Janet Stemwedel has a long post which elucidates various angles of the Cohen & algebra story. I agree with many of Janet’s points, and I tend to believe that knowing algebra is an important necessary precondition for being a well rounded *modern* intellect. But I want to emphasize *modern*, I’ve mentioned before that John Derbyshire is writing a history of algebra, Unknown Quantity. Derb mentioned to me that though the Greek mathematician Diophantus lurched toward symbolic algebra 2,000 years ago, his work did not lay the seeds for any further developments because a scientific culture did not exist which could make the next leap. The ancient Greeks were not unintelligent, so the fact that many of us (rightly I believe) take symbolic algebra for granted as a necessary feature of our cognitive landscape is something to reflect upon. **Maths that we assume to be fundamental elements of our mental toolkits would have been beyond the very conception of the most brilliant minds of our species over one thousand years ago**. I am somewhat skeptical that the solid majority of American students could not pass algebra I, the very basics, with proper instruction. Nevertheless I do suspect a minority of humans (not subject to pathological cognitive impairment) might never be able to grasp algebra. I do not know if “Gabriella” or Richard Cohen is in that minority, and they would be no less worthy of respect if it was truely so that they lacked an aptitude for abstract mathematics. 18th century mathematics is necessary for the *modern* life of the mind, but we should recall that 8th century genius (eg., the Venerable Bede) did well without it, and moderns whose focus in life is less reflective and cognitive will do fine as well.

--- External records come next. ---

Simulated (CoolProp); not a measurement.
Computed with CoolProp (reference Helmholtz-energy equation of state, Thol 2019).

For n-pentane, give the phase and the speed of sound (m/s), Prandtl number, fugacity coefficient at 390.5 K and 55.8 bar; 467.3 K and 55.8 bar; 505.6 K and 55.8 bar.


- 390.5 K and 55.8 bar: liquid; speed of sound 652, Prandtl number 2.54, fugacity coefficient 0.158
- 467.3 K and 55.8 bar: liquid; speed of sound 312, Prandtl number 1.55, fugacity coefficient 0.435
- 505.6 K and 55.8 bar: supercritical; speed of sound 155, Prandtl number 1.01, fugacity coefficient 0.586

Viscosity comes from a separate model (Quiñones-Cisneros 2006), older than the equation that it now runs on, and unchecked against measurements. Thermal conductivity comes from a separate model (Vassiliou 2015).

**Addendum:** In The Number Sense cognitive neuroscientist Stanislas Dehaene reviews literature which points to the existence of mathematical aphasiacs. For example, individuals who suffer brain damage and lose the ability to comphrehend algebra, or do basic addition, subtraction and multiplication, but remain high functioning in other ways. Dehaene’s book points to two important points that are salient in relation to mathematical abilities. First, math is an extension of our innate analog numeracy, our *gestalt* sense of proportions and ranks which we inherited from our ancestors and share with other animals. For example, there are forms of brain damage which simultaneously render individuals unable to move their fingers **and** count, strongly suggesting that counting is an abstraction of tacking off numbers with one’s fingers. Additionally, mathematical abilities draw from various cognitive subfunctions, both in concert and separately. This might explain why some people can lose the ability to do arithmetic, but retain a capacity to understand basic algebra, or vice versa.

There are likely a non-trivial number of “normal” people walking around who might have difficulty with mathematics because of their cognitive architecture. Our modern world has been characterized by a progressive ratcheting up of the minimum mathematical competencies demanded of individuals, and as this occurs it is expected that eventually one will encounter a piont at where a large portion of humanity simply can not be reached by practically implementable didactic methods. In mathematics I suspect that that point is somewhere around algebra and geometry, so demanding that **all** high school graduates complete a course in these subjects might be setting people up for failure. The American educational system is different than many European models because we do not emphasize tracking and segregation of the college bound and non-college bound, our schools produce well rounded citizens. Operationally tracking does exist, as does extreme segregation socioeconomic status, but the ideal remains egalitarian. There needs to be a place for the Richard Cohens of the world, **just not to as columnists**.